You know we go the extra mile for an interesting data set. I’ve recently been doing so quite literally and logged around 5 running sessions per week with help of a GPS running watch. Thanks to some Selenium magic, I’ve been able to easily download the raw CSV files and am now able to donate them for your analysis pleasure. You can find them on github.
Running Training Sessions Data Set
Each session is logged at a resolution of one second, containing
- Heart Rate (bpm)
- Speed (km/h)
- Pace (min/km)
- Cadence (steps/minute)
- Altitude (m)
- Distance (m)
The device used to log the runs (the discontinued Polar M400 running watch) also creates columns for additional metrics that it doesn’t log. These are left blank in the files. The data is provided as gzipped CSV files. Note that no data cleaning was attempted. This means that the data contains outliers and measurement errors. Below you see a sample plot representing the altitude profile of a 20 kilometers run, including a number of apparent measurement errors.
The data set contains sessions of various distances ranging from a few kilometers to 20+ kilometers.
How Slow Do I Go Uphill?
I’ll probably do some more sophisticated analyses on the data later on, but for inspiration for things you could do with these data, let’s find out how much slower I go uphill. I’ve added a column measuring ascend in percent. I fit an ordinary least square model from the Statsmodels package, predicting speed from heart rate (and its square), seconds ran, and ascend (as well as its square). The data is grouped in two minute sections to remove autocorrelation. This relatively simple model explains roughly a third of the variance in the data.

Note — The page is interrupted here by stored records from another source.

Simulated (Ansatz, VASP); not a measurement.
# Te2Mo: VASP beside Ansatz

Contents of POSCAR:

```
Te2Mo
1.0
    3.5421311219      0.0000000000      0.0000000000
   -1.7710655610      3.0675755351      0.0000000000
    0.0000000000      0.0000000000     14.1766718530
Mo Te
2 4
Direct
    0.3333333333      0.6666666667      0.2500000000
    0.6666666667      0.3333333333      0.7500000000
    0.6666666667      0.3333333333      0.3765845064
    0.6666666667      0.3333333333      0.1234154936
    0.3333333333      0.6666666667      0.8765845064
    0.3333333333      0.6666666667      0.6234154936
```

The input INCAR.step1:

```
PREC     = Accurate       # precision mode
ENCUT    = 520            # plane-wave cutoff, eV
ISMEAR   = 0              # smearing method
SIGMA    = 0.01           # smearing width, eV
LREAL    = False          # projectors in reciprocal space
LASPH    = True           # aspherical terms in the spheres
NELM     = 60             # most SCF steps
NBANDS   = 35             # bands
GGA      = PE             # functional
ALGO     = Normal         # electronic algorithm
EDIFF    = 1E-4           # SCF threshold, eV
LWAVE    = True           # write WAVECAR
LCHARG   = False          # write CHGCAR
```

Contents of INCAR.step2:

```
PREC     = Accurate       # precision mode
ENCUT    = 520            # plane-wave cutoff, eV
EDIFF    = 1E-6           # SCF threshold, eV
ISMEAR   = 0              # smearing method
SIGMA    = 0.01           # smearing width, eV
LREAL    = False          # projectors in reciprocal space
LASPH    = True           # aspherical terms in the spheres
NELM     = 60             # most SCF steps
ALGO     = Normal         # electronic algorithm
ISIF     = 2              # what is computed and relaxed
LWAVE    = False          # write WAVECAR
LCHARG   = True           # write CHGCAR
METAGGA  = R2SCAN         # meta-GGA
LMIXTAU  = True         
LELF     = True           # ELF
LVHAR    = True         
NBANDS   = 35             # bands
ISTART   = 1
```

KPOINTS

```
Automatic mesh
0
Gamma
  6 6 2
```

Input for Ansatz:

|Dependent Variable:||Speed (km/h)||AIC:||2801.2025|
|Df Residuals:||1036||Prob (F-statistic):||5.84e-82|
So how much does running up or down a hill slow me down? The mean ascend over the two minute windows I’ve used is distributed like this.
So the relevant ascend range is roughly between -20% and 20%. Taking the quadratic effect of the slow-down into account (remember I used the ascend as well as its square in the model), the influence of running up or down a hill looks like the following graph.
On the steep downhill sections, I gain roughly half a km/h, while I loose on the steep uphill sections more than twice that. This makes complete sense since I try to avoid running downhill too fast to save my knees.